“This is My commandment, that you love one another, just as I have loved you. Greater love has no one than this, that a person will lay down his life for his friends. You are My friends if you do what I command you.” Words of Jesus in John 15:12-14
This day in May has always been a special day for our family because it is my father’s birthday and because Memorial Day also frequently falls on May 31st. Each year this weekend involved participating in Memorial Day parades and services where my father, a decorated World War II veteran would often have a significant role. Then we celebrated his birthday with traditional family picnics, softball games, swimming, waterskiing and more on this weekend that also signifies the launch into summer. But, there was always a solemnity behind the festivity.
The holiday we now call Memorial Day began after the Civil War in 1868 and was originally known as “Decoration Day” serving as a remembrance of those who lost their lives during that war through the laying flowers and flags on the graves of the war dead. While the first official national declaration was in 1868, three weeks after the Confederate surrender on May 1, 1865, a parade of more than 1,000 recently freed from slaves, accompanied by regiments of the U.S. Colored Troops (including the Massachusetts 54th Infantry) and a handful of white Charlestonians, gathered in the camp to consecrate a new, proper burial site for the dead. The group sang hymns, gave readings, and distributed flowers around the cemetery. In 1971 it became a federal holiday to remember all those who have lost their lives in all conflicts and wars defending the nation.
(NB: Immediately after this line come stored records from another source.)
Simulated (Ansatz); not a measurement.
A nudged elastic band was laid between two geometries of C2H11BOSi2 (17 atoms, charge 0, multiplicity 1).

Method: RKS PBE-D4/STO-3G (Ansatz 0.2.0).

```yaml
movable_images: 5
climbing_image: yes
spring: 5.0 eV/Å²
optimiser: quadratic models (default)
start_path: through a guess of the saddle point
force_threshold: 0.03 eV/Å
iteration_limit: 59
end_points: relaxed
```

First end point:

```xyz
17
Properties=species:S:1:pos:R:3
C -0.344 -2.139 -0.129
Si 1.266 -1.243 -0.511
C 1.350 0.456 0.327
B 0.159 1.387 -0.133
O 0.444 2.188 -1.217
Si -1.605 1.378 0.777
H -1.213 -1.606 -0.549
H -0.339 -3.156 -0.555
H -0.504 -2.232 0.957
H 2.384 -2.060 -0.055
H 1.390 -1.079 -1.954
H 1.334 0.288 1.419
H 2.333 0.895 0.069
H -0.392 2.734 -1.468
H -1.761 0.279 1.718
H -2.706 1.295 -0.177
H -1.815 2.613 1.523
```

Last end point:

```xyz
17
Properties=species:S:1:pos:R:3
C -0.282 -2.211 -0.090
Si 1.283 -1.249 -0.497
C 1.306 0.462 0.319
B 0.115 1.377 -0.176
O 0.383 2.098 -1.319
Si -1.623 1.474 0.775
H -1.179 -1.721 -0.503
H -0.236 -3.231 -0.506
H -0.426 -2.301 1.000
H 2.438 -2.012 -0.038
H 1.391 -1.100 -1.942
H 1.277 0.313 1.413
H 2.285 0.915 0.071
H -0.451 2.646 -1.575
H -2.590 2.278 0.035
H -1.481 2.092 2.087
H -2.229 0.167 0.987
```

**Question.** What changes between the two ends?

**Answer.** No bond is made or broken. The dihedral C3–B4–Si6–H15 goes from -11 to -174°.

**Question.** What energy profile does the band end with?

Memorial Day is not a defense of conflicts or wars whether perceived as just or unjust. Rather the day is an honoring and recognition that so many people have given their lives for their country whether families, friends or strangers. Such “laying down of one’s life” is the supreme act of love. Jesus said there is no greater act of love than that of laying down of one’s life for their friends. I think Jesus was indicating that his own death would be a sacrificial act of love for all who become his friends through faith. Nevertheless, the principle is true, love is made known through sacrificial living for our family, church and community and we particularly honor those whose love, honor, and duty has led to their death.
Today, may we pause to say thank you for those who have paid the ultimate sacrifice in their desire to keep us free. I remember my father lost so many friends in World War II, men and women who gave their lives for family, friends, and country. I remember too those who have given themselves in so many other ways in the quest for justice and freedom for all peoples. I remember the scriptures from Jesus to Paul that remind us of the greatness of love known in the way we treat and give ourselves to others. Remember, and give thanks this day!
We turn to You, God of the nations, in our grief and in our remembrance of the fallen. Guide us toward a harmonious existence as we honor those who were willing to give up their lives that we may freely gather here today. On this Memorial Day, we pray for peace and for those who gave their all. We pray in the name of the one who gave his life for us, Christ Jesus our Lord. Amen.